The scientific world witnessed an event that until recently sounded like a scenario from the movie “Angels and Demons“. For the first time in history, the most expensive and dangerous material in the universe - antimatter - left the heavily guarded CERN laboratories, loaded into the body of an ordinary Volvo FL truck. This ten-kilometer trip around Geneva is not just a logistical success, but the beginning of a new era in our understanding of the very existence of matter.
The mission, prepared for six years by physicist Stefan Ulmer, seemed deceptively simple: a truck with the inscription “Antimatter in motion“ is transporting 92 antiprotons. However, the challenge is colossal – if these particles touch any ordinary matter, instant annihilation occurs and they simply disappear into pure energy. For this purpose, scientists used a “Penning trap“ - an 850-kilogram high-tech container that holds the particles in a complete vacuum using powerful superconducting magnets.
The journey was marked by extreme caution. The Volvo was moving at a modest 42 km/h to neutralize any shock from the uneven road that could destabilize the magnetic field. All the while, Ulmer monitored the status of the precious cargo in real time via his mobile phone. The result? After half an hour of maneuvering along the complex's roads, all 92 antiprotons were returned to the laboratory intact.

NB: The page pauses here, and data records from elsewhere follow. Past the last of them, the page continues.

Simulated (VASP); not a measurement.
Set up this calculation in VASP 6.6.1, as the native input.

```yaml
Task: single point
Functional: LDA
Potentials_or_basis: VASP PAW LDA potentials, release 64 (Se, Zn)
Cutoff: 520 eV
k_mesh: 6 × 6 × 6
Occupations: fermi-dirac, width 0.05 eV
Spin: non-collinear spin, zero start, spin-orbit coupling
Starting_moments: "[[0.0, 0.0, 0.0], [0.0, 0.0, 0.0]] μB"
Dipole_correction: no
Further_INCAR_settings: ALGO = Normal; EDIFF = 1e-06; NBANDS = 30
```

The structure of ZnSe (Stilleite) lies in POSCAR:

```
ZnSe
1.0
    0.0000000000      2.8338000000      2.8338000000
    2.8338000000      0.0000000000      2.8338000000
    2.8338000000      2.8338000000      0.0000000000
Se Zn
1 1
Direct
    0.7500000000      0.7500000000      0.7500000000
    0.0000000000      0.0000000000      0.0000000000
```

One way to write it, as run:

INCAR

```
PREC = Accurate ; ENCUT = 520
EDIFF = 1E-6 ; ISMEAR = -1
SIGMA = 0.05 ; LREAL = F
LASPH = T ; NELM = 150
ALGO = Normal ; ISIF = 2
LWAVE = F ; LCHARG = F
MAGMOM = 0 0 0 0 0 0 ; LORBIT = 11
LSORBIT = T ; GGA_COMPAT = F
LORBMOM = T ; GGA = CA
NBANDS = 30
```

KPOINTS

Why is this effort so important? Antimatter is the rarest resource known to man, with a total price of several quadrillion dollars for a single gram. It is the key to answering the fundamental question: why, after the Big Bang, the universe is made up of matter, while antimatter has almost disappeared? The ability to transport it safely opens the door to more precise experiments outside of CERN.
The next stop for this "heavenly" cargo is the University of Düsseldorf, Germany. A new laboratory is being built there, where measurements will be up to 1,000 times more precise than current ones. The fact that a standard truck, rather than a space shuttle, was used for this historic achievement proves that the most complex problems in physics sometimes find their practical solutions on four wheels.